By Lauren Markoe
Religion News Service
(RNS) It's almost Yom Kippur, the day on which Jews fast, atone for their sins and wear sneakers with their suits.
That last part may not be the best known aspect of Yom Kippur, or the Day of Atonement, which begins at sunset on Friday (Oct. 7) and ends at nightfall on Saturday.
In some synagogues, it can be a delicate debate: to wear or not to wear leather when the Talmud -- the ancient commentary on Jewish law -- expressly forbids wearing leather on the most sacred day of the Jewish year.
For some, the teaching is irrelevant in modern times. For others, wearing leather is an unthinkable violation. But for a middle group, there's ambivalence -- and furtive glances to the floor to check out who's wearing what.
"Some of my heels have been synthetic," said Rabbi Brigitte Rosenberg of the United Hebrew Congregation in suburban St. Louis. "I've been thinking -- if I have enough time -- of going out and buying some off-white, grosgrain ribbon shoes."
If Rosenberg doesn't make it to the shoe store before Yom Kippur, it won't raise eyebrows at her congregation. As in most other Reform synagogues, which accept a more symbolic than literal interpretation of many Jewish laws and traditions, forgoing leather shoes is optional.
Still, Rosenberg said the prohibition on leather is "definitely something I would like to teach about" so that congregants -- many of whom may be unaware of the tradition -- can at least understand it and decide whether or not to follow it themselves.
The Talmud specifies five prohibitions on Yom Kippur, in addition to those associated with the Sabbath, when observant Jews do not work, drive or write, among other activities. On Yom Kippur there is also no eating and drinking, washing, sex or perfuming oneself. The idea is to humble oneself before God, to eschew luxuries.
Howard Sklamberg grew up wearing sneakers on Yom Kippur. But the Washington attorney dropped the practice when he saw someone at his synagogue get out of a car -- a clear no-no for the observant -- wearing sneakers.

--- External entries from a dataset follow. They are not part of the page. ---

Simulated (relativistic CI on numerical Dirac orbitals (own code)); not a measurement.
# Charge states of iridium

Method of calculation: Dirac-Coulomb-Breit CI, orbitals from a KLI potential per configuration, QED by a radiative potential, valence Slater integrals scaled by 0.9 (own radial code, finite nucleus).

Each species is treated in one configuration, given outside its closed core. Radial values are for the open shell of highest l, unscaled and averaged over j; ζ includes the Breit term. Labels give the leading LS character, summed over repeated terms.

Forgoing leather "seems an odd thing to single out if you're not going to go fulfill the full monty," said Sklamberg, who said a change in shoes has not affected his Yom Kippur experience.
"My atonement is complete," he said, "in leather, or without leather."
There are other contradictions with the no-leather rule, leather wearers point out. If the idea in the Talmud is to avoid luxury and comfort, what about wearing sneakers -- a popular Yom Kippur leather shoe substitute -- which are undeniably comfortable?
True, sneakers can be comfortable, said Rabbi Jacob Traub, chairman of the Orthodox Rabbinical Council of San Francisco. But when the Talmud was written thousands of years ago, sneakers were not an option, he pointed out.
"You don't wear shoes because leather shoes are comfortable as opposed to going barefoot, which was pretty much the only other alternative, unless you live in Holland," said Traub.
But Traub -- who wears canvas shoes with rubber soles on Yom Kippur -- wouldn't advise anyone to choose an uncomfortable shoe for the Day of Atonement -- or to go barefoot.
"I would say once you've complied with the law, you've complied with the law," he said. "I'm not one of those rabbis who is looking for extra, to go above the law."
At the synagogue where he is now rabbi emeritus, and where he would sometimes issue pre-Yom Kippur reminders of the prohibition, he said compliance is "pretty good."
Miriam Friedman, the wife of one of the rabbis at the very traditional Chabad synagogue in Birmingham, Ala., will be wearing "these cute little black Mary Jane Crocs" on Yom Kippur, and she knows everyone praying around her will also be shunning leather.
But that's about as much thought as she's going to give to her footwear, said Friedman, who runs a preschool. "On Yom Kippur, we come to stand before God as a humble servant."
She said the ban on leather is less about giving up comfort than eschewing what was once a sign of prestige. It's also meaningful to her to make an obvious separation between Yom Kippur and the rest of the year -- when wearing leather is fine.
But at the end of the day, she said, "It's not about the shoes."